The LPC analysis gives the filter coefficients only. The gain should be
found separately.

> Also is this really a predictor?

Yes. It exploits the correlation between the subsequent samples.

> It is not a Wiener predictor in the
> sense there is no additive white noise and it is only predicting one
> step. Looks more like a basic filter.

Exactly. The LPC is a basic linear filter designed to MSE criterion.

> A least-squares predictor would
> have something like
>
> Y(k/k-n) for an n step predictor and this would need a Wiener or
> Kalman approach.

The LPC is a Wiener approach.

> I once tried this (ordinary LPC) and although it worked the output
> sounded like a robot! Very machine like. How does one overcome this?
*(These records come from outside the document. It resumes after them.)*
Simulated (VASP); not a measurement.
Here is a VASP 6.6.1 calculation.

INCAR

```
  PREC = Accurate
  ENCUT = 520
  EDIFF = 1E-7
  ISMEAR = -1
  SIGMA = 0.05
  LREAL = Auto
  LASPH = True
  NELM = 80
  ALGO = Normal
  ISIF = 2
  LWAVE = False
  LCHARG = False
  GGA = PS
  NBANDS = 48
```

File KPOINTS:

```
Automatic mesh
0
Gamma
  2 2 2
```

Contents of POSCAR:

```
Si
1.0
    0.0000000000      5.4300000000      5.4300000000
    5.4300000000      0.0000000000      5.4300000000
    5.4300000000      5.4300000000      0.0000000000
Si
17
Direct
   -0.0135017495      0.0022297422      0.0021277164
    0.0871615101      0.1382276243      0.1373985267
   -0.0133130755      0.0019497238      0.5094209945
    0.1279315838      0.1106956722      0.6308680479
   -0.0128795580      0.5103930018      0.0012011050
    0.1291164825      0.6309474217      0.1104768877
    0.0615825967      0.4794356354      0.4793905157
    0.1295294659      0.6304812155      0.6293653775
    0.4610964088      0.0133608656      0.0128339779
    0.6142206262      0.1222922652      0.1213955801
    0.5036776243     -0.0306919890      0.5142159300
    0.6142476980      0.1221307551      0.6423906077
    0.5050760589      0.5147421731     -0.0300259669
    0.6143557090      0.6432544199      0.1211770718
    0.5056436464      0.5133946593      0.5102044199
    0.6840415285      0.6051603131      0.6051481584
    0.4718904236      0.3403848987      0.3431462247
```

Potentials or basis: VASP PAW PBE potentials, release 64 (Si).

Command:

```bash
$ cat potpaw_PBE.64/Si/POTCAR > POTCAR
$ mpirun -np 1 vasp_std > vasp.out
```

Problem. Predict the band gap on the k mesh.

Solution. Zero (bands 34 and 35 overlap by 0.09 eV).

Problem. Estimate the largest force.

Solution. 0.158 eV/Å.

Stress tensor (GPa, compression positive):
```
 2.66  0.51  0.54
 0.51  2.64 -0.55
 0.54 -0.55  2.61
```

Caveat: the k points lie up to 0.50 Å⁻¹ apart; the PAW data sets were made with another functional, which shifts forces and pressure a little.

Overcome what? What exactly are you trying to do?

Vladimir Vassilevsky
DSP and Mixed Signal Consultant
www.abvolt.com

> Is the 'gain' estimated at all ie the variance of the driving noise of
> the AR model?

LPC analysis returns LP-coefficients and variance (sum of squared errors)

> I once tried this (ordinary LPC) and although it worked the output
> sounded like a robot! Very machine like. How does one overcome this?

It depends on what you use as excitation for your vocal tract filter.

You can use white noise, white noise+pulses, pulses or something else...

"Vladimir Vassilevsky" <antispam_bogus@hotmail.com> writes:

> "HardySpicer" <gyansorova@gmail.com> wrote in message
> news:1191190301.157557.209990@r29g2000hsg.googlegroups.com...
>> In LPC we estimate a 10th order all pole model of quasi-stationary
>> speech. The predicted speech is then
>>
>> y(k)=-a1y(k-1)-a2y(k-2)....-a10y(k-n)
>
>> Is the 'gain' estimated at all ie the variance of the driving noise of
>> the AR model?
>
> The LPC analysis gives the filter coefficients only. The gain should be
> found separately.

As Hans Christiansen points out:

# LPC analysis returns LP-coefficients and variance (sum of squared errors)

Levison-Durbin (autocorelation method) returns the sum of squares of the
residual/excitation so you can get the gain from this and the original
energy in your waveform.


Tony

On Sep 30, 6:11 pm, HardySpicer <gyansor...@gmail.com> wrote:
> I once tried this (ordinary LPC) and although it worked the output
> sounded like a robot! Very machine like. How does one overcome this?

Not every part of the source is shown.